In 1978, Louis Hyde, Matthiessen’s Skull and Bones friend at Yale, published Rat and the Devil, excerpting the journal letters of “Matty” and Russell between 1924 and Cheney’s death. (This correspondence and letters to and from the poet Phelps Putnam, Cheney’s niece Helen Knapp and her Yale Bonesman husband Farwell Knapp now reside in the collection of Yale’s Beinecke Library.) But the book did not touch off a renewed interest in Cheney’s art. His works were not shown in a major exhibit until 1996 at the Portsmouth Athenaeum, and finding a work at auction or for sale by a dealer was rare.
While he actively sold his work, he also gave many pictures away, and there are dozens owned by various members of the Cheney family. It is through this exposure to his work that I began to study his life and painting in earnest. My role as president of the Cheney Cemetery Association, with access to extensive genealogical information, made it possible to begin to piece together a more comprehensive picture of my great uncle’s life than had been handed down through family stories. The Internet has been invaluable. But, I am an amateur sleuth. And so it was providential that I met Richard Candee, whose professional credentials as an historian and scholar have propelled the catalog raisonné project to a whole new level.
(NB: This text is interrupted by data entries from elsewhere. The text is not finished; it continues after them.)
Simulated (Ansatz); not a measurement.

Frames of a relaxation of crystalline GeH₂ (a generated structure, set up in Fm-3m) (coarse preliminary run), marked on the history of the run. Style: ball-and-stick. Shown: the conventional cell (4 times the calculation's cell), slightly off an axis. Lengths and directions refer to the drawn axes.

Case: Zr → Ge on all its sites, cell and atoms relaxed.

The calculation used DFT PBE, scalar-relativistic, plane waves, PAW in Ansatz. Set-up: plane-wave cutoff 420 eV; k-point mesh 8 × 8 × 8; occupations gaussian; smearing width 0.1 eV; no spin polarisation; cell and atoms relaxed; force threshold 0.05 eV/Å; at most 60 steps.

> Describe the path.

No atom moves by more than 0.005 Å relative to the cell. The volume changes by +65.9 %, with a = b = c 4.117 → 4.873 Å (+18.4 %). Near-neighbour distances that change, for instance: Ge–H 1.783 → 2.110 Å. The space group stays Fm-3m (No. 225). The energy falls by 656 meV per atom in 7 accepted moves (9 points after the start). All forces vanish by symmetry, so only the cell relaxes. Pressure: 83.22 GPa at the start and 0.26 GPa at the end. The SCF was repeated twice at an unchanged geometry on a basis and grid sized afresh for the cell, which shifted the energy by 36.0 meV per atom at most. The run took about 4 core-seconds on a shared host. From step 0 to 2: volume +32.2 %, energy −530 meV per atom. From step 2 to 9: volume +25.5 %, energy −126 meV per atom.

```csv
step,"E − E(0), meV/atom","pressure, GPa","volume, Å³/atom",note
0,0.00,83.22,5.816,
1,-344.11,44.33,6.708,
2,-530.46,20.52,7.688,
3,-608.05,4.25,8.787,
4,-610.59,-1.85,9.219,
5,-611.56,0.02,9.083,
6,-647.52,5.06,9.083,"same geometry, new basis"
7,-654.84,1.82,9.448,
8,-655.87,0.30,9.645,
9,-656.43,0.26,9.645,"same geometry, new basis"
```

Richard had simultaneously begun his own research, and we immediately decided to join forces. I am deeply indebted to Richard Candee for his tireless and painstaking work, and we are excited about inspiring a renaissance of interest in my great uncle. The story of Russell Cheney’s life is chronicled in Patricia Heard’s excellent essay, which first appeared in the catalog of the Athenaeum 1996 exhibition she curated, and recently updated by Richard Candee. We have provided a sampling of his work on this site, as well.